Monday morning.

Two sleeps ago, news broke across the world that 82 kidnapped schoolgirls of Chibok were finally being returned home to their families after over a year in the horrific hold of Boka Haram. The exhausted sounds of cries of relief of families in Nigeria were audible around the globe. Quiet yet firm pride was rightly demonstrated by government officials as they conveyed their confidence that these were the girls who were taken from their lives and loved ones while simply trying to learn, resolute in their determination to see all stolen girls safely returned home. The strength of the embraces the girls received from loved ones no doubt penetrated their bruised hearts and minds, starting the process of healing…putting to an end the horror of over 1000 days as captives.

12 hours ago, as the people of France confirmed their choice of President, sounds of relief and celebration could be heard across the European Union and even nations further afield. As the sound of Beethoven’s ‘Ode to Joy‘ – the anthem of the European Union – filled the Paris night air, Emmanuel Macron, the youngest President since Napoleon, calmly took to the stage in front of the Pyramide du Louvre. Crowds thousands strong roared with youthful applause. Powerful symbolism, penetrating signs of change, putting to an end the fears of rising populism, with its risks of break-away of the country from the EU. And the French people from one another.

Two distant, dramatically different parts of the world. One thought: “Oh thank God….”

Once again, the world was watching as events in one nation spilled out emotional and ideological waves in all directions, borders between countries and continents washed away. Why the anxious global gaze? There need not be a reason for the ties that bind people across nations, as different as they may be in language, location, beliefs or backgrounds. Because these are our girls. These are our elections. What happens matters to us all.

Especially when risk is seen, felt, of breaking the bonds that keep our world moving forward as one.

The past year has given voice to deep, desperate frustrations of people feeling lost and left behind. Challenges to traditional political systems and structures have put entire populations in a position of vulnerability, not just in terms of how the nation looks at its relationship with the world, but how the people of the country look at one another. First Brexit, then US Presidential Elections, both events a frightening reflection of the fact that separation has become a selling point. The contagion has continued to spread, European elections putting forward fiery rhetoric encouraging nationals to vote to put their countries first, not caring about the value their neighbours bring to their lives. Especially when their neighbours have recently moved in next door after running for their loves from the place they ‘home.’

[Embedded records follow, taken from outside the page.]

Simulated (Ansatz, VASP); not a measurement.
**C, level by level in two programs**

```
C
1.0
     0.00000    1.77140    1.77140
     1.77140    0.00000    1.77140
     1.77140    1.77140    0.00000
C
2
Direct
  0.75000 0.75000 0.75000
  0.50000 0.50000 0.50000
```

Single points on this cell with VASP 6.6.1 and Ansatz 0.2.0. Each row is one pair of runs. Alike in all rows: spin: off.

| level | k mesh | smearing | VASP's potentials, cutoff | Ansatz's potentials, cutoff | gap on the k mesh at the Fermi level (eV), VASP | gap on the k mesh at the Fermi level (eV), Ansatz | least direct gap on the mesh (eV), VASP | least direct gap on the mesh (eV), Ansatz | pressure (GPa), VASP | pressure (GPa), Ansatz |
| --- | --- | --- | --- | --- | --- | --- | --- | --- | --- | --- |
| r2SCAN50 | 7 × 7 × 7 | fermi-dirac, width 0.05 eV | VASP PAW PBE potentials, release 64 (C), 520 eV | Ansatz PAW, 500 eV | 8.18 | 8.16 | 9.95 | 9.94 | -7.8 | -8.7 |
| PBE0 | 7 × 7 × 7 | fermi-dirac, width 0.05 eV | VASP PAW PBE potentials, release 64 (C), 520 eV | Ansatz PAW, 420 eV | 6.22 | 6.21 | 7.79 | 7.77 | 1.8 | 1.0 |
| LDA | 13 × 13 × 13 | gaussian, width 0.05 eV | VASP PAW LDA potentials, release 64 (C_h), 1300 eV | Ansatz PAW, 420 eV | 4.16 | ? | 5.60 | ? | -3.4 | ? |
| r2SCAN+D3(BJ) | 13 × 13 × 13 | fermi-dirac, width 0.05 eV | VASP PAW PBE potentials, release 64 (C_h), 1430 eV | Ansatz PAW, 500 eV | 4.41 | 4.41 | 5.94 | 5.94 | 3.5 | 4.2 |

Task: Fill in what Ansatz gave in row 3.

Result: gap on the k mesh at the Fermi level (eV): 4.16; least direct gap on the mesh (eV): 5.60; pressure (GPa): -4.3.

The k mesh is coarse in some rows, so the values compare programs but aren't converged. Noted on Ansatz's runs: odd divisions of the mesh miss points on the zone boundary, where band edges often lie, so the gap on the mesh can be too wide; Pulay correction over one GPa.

But with the choice to go it alone comes the reality of aloneness – economically, socially and spiritually. Insecurity, at all levels, only grows. No walls can keep out the fears of what is on the other side. Only doorways that allow the other side to come in open nervous minds to the knowledge needed to know that one can absolutely love and trust thy neighbour.

Nations need one another. Cultures need one another. People need one another. It is through our erasing borders that we find an access point to our better selves.

What value is all of the technology, all of the travel, we have in our lives is not to bring us closer? To enable us to learn more about one another, love more about one another?

As the Chibok schoolgirls find their way back home, babies in the arms of many – little souls representing the heroic spirit of a new generation – their nation is there to help them put back together the pieces of their shattered lives, while continuing to search for the others left behind. Each and every one a very real reminder of how vital it is for the world to never let a person, a nation, feel they are forgotten.

There is no power of one when it means turning one’s back on the ones who count on us. Nations, whether protecting schoolgirls or protecting economic and social structures, can and must do better. Citizens must do better.

It is not just the strength of the body of the global community, with its vital organs of the global economy and global security, that depend on it – it is the strength of the global heart.